The general public’s lack of awareness and understanding about the fire watch business is another significant challenge. Sometimes it can be a foreign concept within the construction industry; sometimes the insurance company or local fire marshal can require surveillance. If ignored, the resulting fire damages and repair expenses can be crippling. Adds Chris, “If a property owner chooses not to implement a fire watch, the insurance carrier may be eligible to deny what would normally be a covered claim, and the fire marshal could assess hefty fines as well.”
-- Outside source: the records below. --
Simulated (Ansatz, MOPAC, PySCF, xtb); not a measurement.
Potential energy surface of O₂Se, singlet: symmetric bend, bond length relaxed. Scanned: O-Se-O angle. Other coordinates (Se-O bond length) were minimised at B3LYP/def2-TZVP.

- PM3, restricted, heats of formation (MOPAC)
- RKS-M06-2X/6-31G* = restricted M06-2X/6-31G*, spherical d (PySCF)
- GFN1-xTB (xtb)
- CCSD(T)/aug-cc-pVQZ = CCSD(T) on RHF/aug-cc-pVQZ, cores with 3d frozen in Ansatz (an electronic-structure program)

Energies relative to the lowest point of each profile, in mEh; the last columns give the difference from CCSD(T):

Chris often finds that building professionals unfamiliar with the intricacies of the fire watch procedures think they can add that duty to their employees’ job descriptions. “Staff members’ attention tends to be divided because they have other duties,” he explains, “but our experts are focused and often serve as the property manager’s eyes and ears on-site. For example, they know the building well and can be helpful when the power company or insurance adjuster arrives or when a vendor needs a key at some odd time of night.” ASAP experts are trained to provide the client with a running log of real-time updates via the Command Center, thus fulfilling the company’s hallmark promise of “uncompromising customer service.”
According to longtime friend and Co-Partner Kiran Uppin, “ASAP has a reputation for being responsive, accountable to staff and clients, and for demonstrating a willingness to exceed expectations.” Adds Chris, “We train our field reps to remember that every alert observation, photo log and good attitude adds up to the ‘wow factor’ we want to provide each client.”
Property Management with a Critical Twist
“I have been protecting buildings and providing support services to property managers for years,” Chris explains, “so, in a way, I more or less tripped over this fire watch concept when I realized how thin those managers are stretched—particularly when they juggle the management of multiple properties while experiencing a building safety crisis.” Ironically, he has the property managers to thank for helping him start this specialty service for property managers.
“I was accustomed to providing staffing, painting, cleaning and other support services to my property management clients for decades,” he explains, “but in 2005, when one asked if I could provide a fire watch, I had to research the fire codes and rules to learn what that was.” Nine years later, he was still considering how to sustain a year-round business specializing only in fire watch services when the temperatures dropped and gave him a strong nudge.
While the polar vortex of 2014 in the D.C. metro region was a nightmare for property managers and owners, it was a wake-up call for Chris to kick his fire watch business plan into overdrive. Plastic sprinkler pipes deep within the walls of buildings and multifamily facilities all over the area shattered like glass and disabled thousands of fire safety systems. According to Chris, “Those fractured and bruised buildings were on fire watch for months, and the intensity of providing such a high-level service inspired me to become a specialist and recruit and train others.”
By expanding his business funnel to include fire marshals and construction companies, he has been able to offer fire watch protection far beyond the winter months.
ASAP often adds value to clients through its wide network of business connections. “We have been known to find hard-to-get parts from equipment companies faster than the property managers can,” adds Chris. “In fact, several general contractors have called us their best kept secret.” Perhaps that title comes from the added bonus of having ASAP professionals on-site around the clock who also spot and help prevent theft from construction sites.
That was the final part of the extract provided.